We study a Bayesian multi-armed bandit (MAB) setting in which a principal seeks to maximize the sum of expected time-discounted rewards obtained by pulling arms, when the arms are actually pulled by selfish and myopic individuals.  Since such individuals pull the arm with highest expected posterior reward (i.e., they always exploit and never explore), the principal must incentivize them to explore by offering suitable payments. Among others, this setting models crowdsourced information discovery and funding agencies incentivizing scientists to perform high-risk, high-reward research.

We explore the tradeoff between the principal's total expected time-discounted incentive payments, and the total time-discounted rewards realized. Specifically, with a time-discount factor gamma in (0,1), let OPT denote the total expected time-discounted reward achievable by a principal who pulls arms directly without having to incentivize selfish agents, in a MAB problem.  We call a (payment, reward) combination (b,rho) in [0,1]^2 achievable if for every MAB instance, using expected time-discounted payments of at most b*OPT, the principal can guarantee an expected time-discounted reward of at least rho*OPT. Our main result is a complete characterization of achievable (payment, reward) pairs: (b,rho) is achievable if and only if sqrt(b) + sqrt(1-rho) >= sqrt(gamma).

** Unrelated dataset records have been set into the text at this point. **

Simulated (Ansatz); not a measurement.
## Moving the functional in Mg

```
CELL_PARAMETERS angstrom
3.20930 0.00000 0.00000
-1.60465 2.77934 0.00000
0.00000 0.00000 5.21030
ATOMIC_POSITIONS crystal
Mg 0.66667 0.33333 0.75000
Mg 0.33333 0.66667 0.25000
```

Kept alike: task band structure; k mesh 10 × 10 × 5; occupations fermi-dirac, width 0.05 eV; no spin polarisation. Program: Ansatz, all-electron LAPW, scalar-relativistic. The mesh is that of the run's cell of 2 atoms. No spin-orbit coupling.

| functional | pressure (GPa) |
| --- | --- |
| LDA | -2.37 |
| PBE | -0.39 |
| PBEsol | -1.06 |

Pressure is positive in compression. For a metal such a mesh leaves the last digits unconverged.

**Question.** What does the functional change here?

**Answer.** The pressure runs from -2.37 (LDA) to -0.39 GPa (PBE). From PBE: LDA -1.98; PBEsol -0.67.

In proving this characterization, we analyze so-called time-expanded policies, which in each step let the agents choose myopically with some probability p, and incentivize them to choose "optimally" with probability 1-p.  The analysis of time-expanded policies leads to a question that may be of independent interest: If the same MAB instance (without selfish agents) is considered under two different time-discount rates gamma, eta, how small can the ratio of OPT(eta) to OPT(gamma) be?  We give a complete answer to this question, showing that OPT(eta) >= ((1-gamma)^2/(1-eta)^2) OPT(gamma), and that this bound is tight.